If the number "t" is a factor (divisor) of the number "a" then in the prime factorization of "t" we will only encounter prime factors that also occur in the prime factorization of "a".
If there are exponents involved, the maximum value of an exponent for any base of a power that is found in the prime factorization of "t" (powers, or multiplicities) is at most equal to the exponent of the same base that is involved in the prime factorization of "a".
Hint: 2³ = 2 × 2 × 2 = 8. 2 is called the base and 3 is the exponent. 2³ is the power and 8 is the value of the power. We sometimes say that the number 2 is raised to the power of 3.

For example, 12 is a factor (divisor) of 120 - the remainder is zero when dividing 120 by 12.
Let's look at the prime factorization of both numbers and notice the bases and the exponents that occur in the prime factorization of both numbers:
12 = 2 × 2 × 3 = 2² × 3
120 = 2 × 2 × 2 × 3 × 5 = 2³ × 3 × 5
120 contains all the prime factors of 12, and all its bases' exponents are higher than those of 12.

If "t" is a common factor (divisor) of "a" and "b", then the prime factorization of "t" contains only the common prime factors involved in the prime factorizations of both "a" and "b".
If there are exponents involved, the maximum value of an exponent for any base of a power that is found in the prime factorization of "t" is at most equal to the minimum of the exponents of the same base that is involved in the prime factorization of both "a" and "b".

For example, 12 is the common factor of 48 and 360.
The remainder is zero when dividing either 48 or 360 by 12.
Here there are the prime factorizations of the three numbers, 12, 48 and 360:
12 = 2² × 3
48 = 2⁴ × 3
360 = 2³ × 3² × 5
Please note that 48 and 360 have more factors (divisors): 2, 3, 4, 6, 8, 12, 24. Among them, 24 is the greatest common factor, GCF (or the greatest common divisor, GCD, or the highest common factor, HCF) of 48 and 360.

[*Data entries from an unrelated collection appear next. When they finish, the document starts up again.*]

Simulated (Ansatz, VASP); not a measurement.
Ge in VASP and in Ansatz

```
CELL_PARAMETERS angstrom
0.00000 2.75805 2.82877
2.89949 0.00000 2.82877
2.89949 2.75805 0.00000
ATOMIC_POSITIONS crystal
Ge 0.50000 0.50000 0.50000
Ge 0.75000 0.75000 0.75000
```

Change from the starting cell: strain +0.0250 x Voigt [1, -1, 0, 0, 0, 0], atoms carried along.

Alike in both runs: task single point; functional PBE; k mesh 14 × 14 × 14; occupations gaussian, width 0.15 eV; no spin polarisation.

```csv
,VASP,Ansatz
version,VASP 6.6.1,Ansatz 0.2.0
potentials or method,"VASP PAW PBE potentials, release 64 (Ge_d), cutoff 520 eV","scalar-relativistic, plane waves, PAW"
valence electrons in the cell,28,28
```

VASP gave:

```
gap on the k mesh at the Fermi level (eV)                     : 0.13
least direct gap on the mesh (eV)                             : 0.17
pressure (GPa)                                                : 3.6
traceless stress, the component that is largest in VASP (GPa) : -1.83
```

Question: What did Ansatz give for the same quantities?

The greatest common factor, GCF, of two numbers, "a" and "b", is the product of all the common prime factors involved in the prime factorizations of both "a" and "b", taken by the lowest exponents.
Based on this rule it is calculated the greatest common factor, GCF, (or the greatest common divisor GCD, HCF) of several numbers, as shown in the example below...

GCF, GCD (1,260; 3,024; 5,544) = ?
1,260 = 2² × 3²
3,024 = 2⁴ × 3² × 7
5,544 = 2³ × 3² × 7 × 11
The common prime factors are:
2 - its lowest exponent (multiplicity) is: min.(2; 3; 4) = 2
3 - its lowest exponent (multiplicity) is: min.(2; 2; 2) = 2
GCF, GCD (1,260; 3,024; 5,544) = 2² × 3² = 252

Coprime numbers:
If two numbers "a" and "b" have no other common factors (divisors) than 1, gfc, gcd, hcf (a; b) = 1, then the numbers "a" and "b" are called coprime (or relatively prime).

Factors of the GCF
If "a" and "b" are not coprime, then every common factor (divisor) of "a" and "b" is a also a factor (divisor) of the greatest common factor, GCF (greatest common divisor, GCD, highest common factor, HCF) of "a" and "b".